Thematic mapping of France

This project aimed to study the spatial patterns of different types of variables in metropolitan France, to the department level. Economic, demographic and geographic data are analyzed. Correlations between these variables were also sought, on the basis of preliminary hypotheses. This is for the official story... actually it was a way to explore the potential of sf R library to perform common GIS processes (join, merge, aggregate, zonal statistics,...) and tmap package for thematic mapping!

Methodology

Data

Administrative shapefile at the level of departments (polygons vector data) and the French road network (polylines vector data) have been downloaded on the DIVA-GIS (n.d.) website [1]. The road network includes the main roads that are highways, national and departmental roads. In addition, various variables were downloaded on the Institut national de la statistique et des études économiques (INSEE ; n.d.) website [2]:

At the level of municipalities, the population by sex and age group (10 groups) in 2018.
At the level of municipalities, the number of unemployed persons in the active population (15-64 years old) in 2018.
At the level of departments, the average net hourly wage [€/hour] in 2017 (in this project, it is assumed that the values are the same in 2018).

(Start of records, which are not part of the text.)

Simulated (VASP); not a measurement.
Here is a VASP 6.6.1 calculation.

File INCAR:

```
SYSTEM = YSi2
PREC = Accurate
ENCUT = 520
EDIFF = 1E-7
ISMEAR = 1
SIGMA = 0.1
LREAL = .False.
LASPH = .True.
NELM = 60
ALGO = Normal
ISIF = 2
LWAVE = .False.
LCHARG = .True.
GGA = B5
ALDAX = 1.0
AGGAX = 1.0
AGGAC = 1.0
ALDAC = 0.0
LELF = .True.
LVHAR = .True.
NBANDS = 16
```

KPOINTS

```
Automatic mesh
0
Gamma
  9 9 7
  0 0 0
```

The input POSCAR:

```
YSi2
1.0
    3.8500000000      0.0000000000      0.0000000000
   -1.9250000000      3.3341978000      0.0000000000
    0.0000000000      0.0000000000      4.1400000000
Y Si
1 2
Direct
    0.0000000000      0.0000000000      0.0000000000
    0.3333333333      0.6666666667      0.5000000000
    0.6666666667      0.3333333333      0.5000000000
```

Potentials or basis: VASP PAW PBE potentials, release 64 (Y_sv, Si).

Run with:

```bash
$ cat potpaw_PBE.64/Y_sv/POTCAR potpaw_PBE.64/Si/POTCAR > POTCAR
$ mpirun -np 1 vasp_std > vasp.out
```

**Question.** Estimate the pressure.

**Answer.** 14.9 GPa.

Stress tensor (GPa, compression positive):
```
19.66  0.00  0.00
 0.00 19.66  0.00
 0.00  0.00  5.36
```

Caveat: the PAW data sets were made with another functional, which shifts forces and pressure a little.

GIS procedure and Cartography

Different interesting variables were calculated from previously downloaded data. Firstly, the total population per municipality was calculated as the sum of population in all sex and age group combinations. Similarly, the total active population was calculated as the sum of population in the 15-64 age group. The unemployment variable was retained as provided by the INSEE. Since these variables were at the municipality level, they have been joined by their unique geographic code (unlike the name of municipalities which is not always unique). Then, they were aggregated into departments. Salary data was also joined to the database at the department level, as well as the associated and unique department names that allowed the join with the department shapefile. The surface of department was also joined. It was calculated on a temporary reprojection of the shapefile into a equal-area projection (conserving the area, unlike the projection used for mapping). Once all the absolute variables at the department level, relative variables were calculated. The population density [inhabitants/km²], the active population proportion [%] and the unemployment proportion [%] were calculated.

After verifying that the administrative and roads shapefiles used the same coordinate system, an empty raster was created from the administrative shapefile and the distance from each cell center to the nearest road was calculated. To reduce the calculation time, the resolution was deliberately chosen coarse. Then, a zonal statistical method was applied to extract the mean value of the nearest road for each department

Therefore, the final variables used for mapping and correlation testing are : population density [inhabitants/km²], active population proportion [%], unemployment proportion [%], mean distance to nearest road [km] and mean net hourly wage [€/hour].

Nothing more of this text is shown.